Introduction
This page is for a specific integration problem: payment looks successful, but access is still not active yet.
A common real-world scenario looks like this: the user completes Stripe Checkout, lands on a success page, and then immediately tries to use the product, but access is still not active.
That is usually expected when billing confirmation and webhook-driven backend state have not fully settled yet. The browser may already show a successful payment flow while your runtime access state is still waiting for webhook processing to finish.
In this model, access must come from backend runtime state, not from a frontend redirect or success URL. Licenzy answers that post-payment access decision from entitlements updated after billing webhooks are processed.
Why payment and access are different decisions
Stripe confirms payment flow. Your product still needs a separate decision about access.
- Stripe handles payment collection and billing events.
- Licenzy processes webhook-confirmed billing updates.
- Licenzy updates entitlement-backed runtime state.
- Your backend should verify access from that resulting state.
That separation is what keeps access reliable when retries happen, billing changes, or frontend state becomes stale.
Licenzy solves this by making access a direct function of entitlement state updated by Stripe webhooks, removing the need for custom billing-to-access logic.
Recommended flow
- Create checkout through checkout session.

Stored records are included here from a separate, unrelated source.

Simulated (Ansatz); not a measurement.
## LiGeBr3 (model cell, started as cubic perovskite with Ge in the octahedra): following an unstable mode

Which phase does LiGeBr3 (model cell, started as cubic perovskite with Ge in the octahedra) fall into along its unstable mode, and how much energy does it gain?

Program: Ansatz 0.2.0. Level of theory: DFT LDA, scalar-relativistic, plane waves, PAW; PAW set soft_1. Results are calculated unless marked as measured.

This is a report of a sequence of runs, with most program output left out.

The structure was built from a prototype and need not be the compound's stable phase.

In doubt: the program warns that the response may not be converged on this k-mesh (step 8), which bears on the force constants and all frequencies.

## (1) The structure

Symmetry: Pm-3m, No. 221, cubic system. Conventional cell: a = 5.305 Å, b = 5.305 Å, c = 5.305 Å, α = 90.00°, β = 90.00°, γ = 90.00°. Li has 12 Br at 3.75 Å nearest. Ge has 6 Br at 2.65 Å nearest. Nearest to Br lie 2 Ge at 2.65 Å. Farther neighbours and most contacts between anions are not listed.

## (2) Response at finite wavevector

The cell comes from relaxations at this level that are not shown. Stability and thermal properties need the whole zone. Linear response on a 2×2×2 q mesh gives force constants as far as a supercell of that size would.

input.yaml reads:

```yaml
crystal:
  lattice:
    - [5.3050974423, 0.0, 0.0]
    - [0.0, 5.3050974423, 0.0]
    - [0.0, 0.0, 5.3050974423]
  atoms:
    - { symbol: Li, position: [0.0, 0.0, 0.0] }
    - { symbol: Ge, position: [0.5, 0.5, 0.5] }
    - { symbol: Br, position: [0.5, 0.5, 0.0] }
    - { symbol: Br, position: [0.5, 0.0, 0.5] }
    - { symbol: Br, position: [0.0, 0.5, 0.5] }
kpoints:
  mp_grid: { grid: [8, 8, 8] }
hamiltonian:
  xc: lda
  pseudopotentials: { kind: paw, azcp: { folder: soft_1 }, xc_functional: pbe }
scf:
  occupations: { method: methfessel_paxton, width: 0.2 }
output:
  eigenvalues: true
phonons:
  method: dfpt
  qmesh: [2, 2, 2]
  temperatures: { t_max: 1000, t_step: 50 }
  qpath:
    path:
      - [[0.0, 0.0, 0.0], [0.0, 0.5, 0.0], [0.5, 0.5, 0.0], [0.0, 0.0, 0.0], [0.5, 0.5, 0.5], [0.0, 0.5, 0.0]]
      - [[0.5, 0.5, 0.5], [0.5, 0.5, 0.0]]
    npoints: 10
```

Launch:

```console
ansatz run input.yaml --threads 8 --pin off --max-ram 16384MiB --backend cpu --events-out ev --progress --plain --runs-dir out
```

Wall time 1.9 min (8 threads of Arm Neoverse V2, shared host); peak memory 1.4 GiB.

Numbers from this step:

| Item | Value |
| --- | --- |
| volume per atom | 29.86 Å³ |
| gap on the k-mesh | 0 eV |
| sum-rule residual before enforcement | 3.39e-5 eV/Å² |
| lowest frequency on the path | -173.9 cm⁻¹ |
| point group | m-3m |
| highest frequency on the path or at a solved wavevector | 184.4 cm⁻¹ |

- Let Stripe and Licenzy process billing updates through webhooks.
- Check access from your backend with
POST /v1/access/check. - If needed, read richer customer or entitlement state through
GET /v1/customer/access/:subject_reforGET /v1/entitlements/:subject_ref.
This keeps the access decision server-side and tied to the same commercial state used everywhere else in the runtime API.
Example access check
A clean backend access check is usually enough for protected routes, paid features, or post-purchase verification.
const response = await fetch("https://api.licenzy.app/v1/access/check", {
method: "POST",
headers: {
Authorization: "Bearer lz_test_***",
"Content-Type": "application/json",
},
body: JSON.stringify({
subject_ref: "user_123",
}),
});
const result = await response.json();
// { subject_ref: "user_123", allowed: true }{
"subject_ref": "user_123",
"allowed": false
}When you need more than a boolean answer, use customer access or entitlement reads for support views, account pages, or debugging.
Common mistakes
- Trusting a browser success page as proof that access is already active.
- Enabling access too early, before webhook-driven entitlement updates finish.
- Checking access from the frontend only instead of from a backend runtime path.
- Reading payment success as if it were the same thing as current access state.